By Peter Lynch, Campaign Director, Supawomen
This week saw Labor perform a double summersault on the issue of superannuation on paid parental leave. In the 2019 poll, the party campaigned hard on the promise of helping cut the retirement savings gender gap.
Just before the current election campaign, they announced it would not be on the agenda. It created such an outcry that Shadow Treasurer Jim Chalmers was forced to say they were reconsidering.
In the end, it was left to Shadow Minister for Women Tanya Plibersek – already facing rumours that she’s on an outer with the Albanese leadership team – to pronounce the policy dead.
“It’s not a policy we’re taking to this election; it’s important we continue to see reform to paid parental leave,” she told the ABC.
“It’s Labor that introduced paid parental leave, we want to see improvements in it over time. It isn’t possible for us to fix every problem that this government has created, including the problem of the superannuation pay gap, in our first term of government.”
Her words echo those of Treasurer Josh Frydenberg when we asked him last month about the Coalition’s support for the initiative. Like Labor, they had come close to supporting it until, ironically, Minister for Families and Social Services Anne Ruston blocked it.
After suggesting that a 2020 Retirement Income Review had said the results of paying super on parental leave would be negligible – in fact, the Review supported the idea and said the payments should be made – he told us: “I can’t do everything”.
So that leaves only the Greens and Independents supporting a scheme that would impact 160,000 new mothers every year and help erode a savings gap of up to $150,000 which can mean the difference between a comfortable retirement at the end of a working life, or penury.
Really simple Money, a financial literacy website for 30+ women, started a campaign to win this important change for women three months ago, after it was revealed that those aged 55+ are the fastest growing group of homeless in Australia.
These are retired professionals who have given a lifetime of service and brought up families. But because of a lack of financial education and often believing husbands and family would take care of them, end up with no savings to take care of their old age.
How can this happen? The answer today is that 88 per cent of those who leave the workforce to bring up children are women. And they go on to continue carrying for children for five years. They might take part time work, but mot won’t regain the status their career had before they had children.
And because they did not receive any super payment during those years, the gap beings to open up and is rarely replaced. A lack of awareness, and a high divorce rate.
Those like Anne Ruston, who apparently believes it is too expensive, are just wrong. It costs around $200 million a year – less, as the Greens are fond of pointing out, than the cost of the commuter car parks the Coalition is promising for marginal seats.

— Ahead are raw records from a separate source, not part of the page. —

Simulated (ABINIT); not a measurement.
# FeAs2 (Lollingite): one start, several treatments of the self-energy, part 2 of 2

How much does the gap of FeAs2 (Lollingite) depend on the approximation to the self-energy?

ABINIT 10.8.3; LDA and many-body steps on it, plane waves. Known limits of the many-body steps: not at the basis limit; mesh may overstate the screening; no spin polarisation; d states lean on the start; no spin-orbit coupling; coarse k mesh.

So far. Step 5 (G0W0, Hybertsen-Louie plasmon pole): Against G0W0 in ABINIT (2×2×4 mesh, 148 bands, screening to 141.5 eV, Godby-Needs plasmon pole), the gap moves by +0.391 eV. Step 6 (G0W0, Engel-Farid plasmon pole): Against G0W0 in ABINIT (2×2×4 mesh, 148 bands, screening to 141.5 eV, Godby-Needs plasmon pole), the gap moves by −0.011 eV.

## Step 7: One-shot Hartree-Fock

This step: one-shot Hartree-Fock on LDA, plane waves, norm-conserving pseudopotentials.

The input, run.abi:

We polled 1,000 mainly women in February – and 82 per cent of them said they were in favour of super payments on parental leave, and 71.4 per cent told us they didn’t think they would have enough saved to allow them to leave work.
Perhaps more shocking, 60.4 per cent said they had no idea how much they’d need for a comfortable retirement because they hadn’t thought about it. And 92 per cent of those we spoke to said they would factor in support for the policy when it came to casting their vote on May 21.
Many political pundits believe women will be the most powerful force in this election. Yet strangely, their issues – and their strongest political representatives – appear to have been sidelined and silenced.
As we approach the pointy end of this campaign, it’s not too late for one of the parties to announce a re-examination of the case for super on parental leave – and, at the very least, an awareness program to ensure women realise the consequences of the gender cap.